Jet trajectory images may suffer from radiometric distortion [31] and geometric distortion [32], where radiometric distortion leads to unrealistic brightness and color in the images, while geometric distortion may cause shifts or deformations in the positions and shapes of the jet trajectory within the images. To address radiometric distortion, radiometric correction methods adjust the exposure and color balance of the images to restore their true radiometric information, while geometric correction methods manipulate the images through rotation, scaling, and translation to correct the positions and shapes of the jet trajectory, making them more accurate and reliable.
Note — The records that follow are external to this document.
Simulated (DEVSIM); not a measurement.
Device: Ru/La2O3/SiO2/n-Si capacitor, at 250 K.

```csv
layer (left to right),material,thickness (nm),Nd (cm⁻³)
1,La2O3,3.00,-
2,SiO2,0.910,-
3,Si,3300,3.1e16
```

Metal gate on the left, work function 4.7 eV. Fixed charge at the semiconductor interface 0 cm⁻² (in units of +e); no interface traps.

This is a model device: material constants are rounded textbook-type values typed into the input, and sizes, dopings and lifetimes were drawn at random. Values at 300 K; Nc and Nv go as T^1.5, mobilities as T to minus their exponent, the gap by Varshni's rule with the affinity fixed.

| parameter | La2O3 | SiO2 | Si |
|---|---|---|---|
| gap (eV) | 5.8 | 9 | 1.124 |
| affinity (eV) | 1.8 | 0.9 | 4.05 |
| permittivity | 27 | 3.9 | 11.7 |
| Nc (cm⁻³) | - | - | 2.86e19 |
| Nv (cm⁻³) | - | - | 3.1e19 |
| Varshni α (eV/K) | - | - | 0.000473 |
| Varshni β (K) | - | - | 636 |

As shown in Figure 3, upon receiving the jet trajectory images, the initial step involves resizing each image to dimensions of 1000 and 600 to address potential geometric distortions and ensure uniformity and compatibility across the dataset. Following this, augmentation techniques are applied, where images are randomly flipped horizontally with a probability of 0.5. This flipping process not only enhances the dataset’s diversity but also aids in mitigating geometric distortions, particularly when dealing with varied orientations of jet trajectory in real-world scenarios. Additionally, resizing facilitates efficient processing and analysis of the images, ensuring consistency in feature extraction and model performance across different platforms and computational environments. Figure 4 provides a visual representation of the image-flipping process. The top row displays the original images, while the bottom row exhibits the images after undergoing the flipping transformation.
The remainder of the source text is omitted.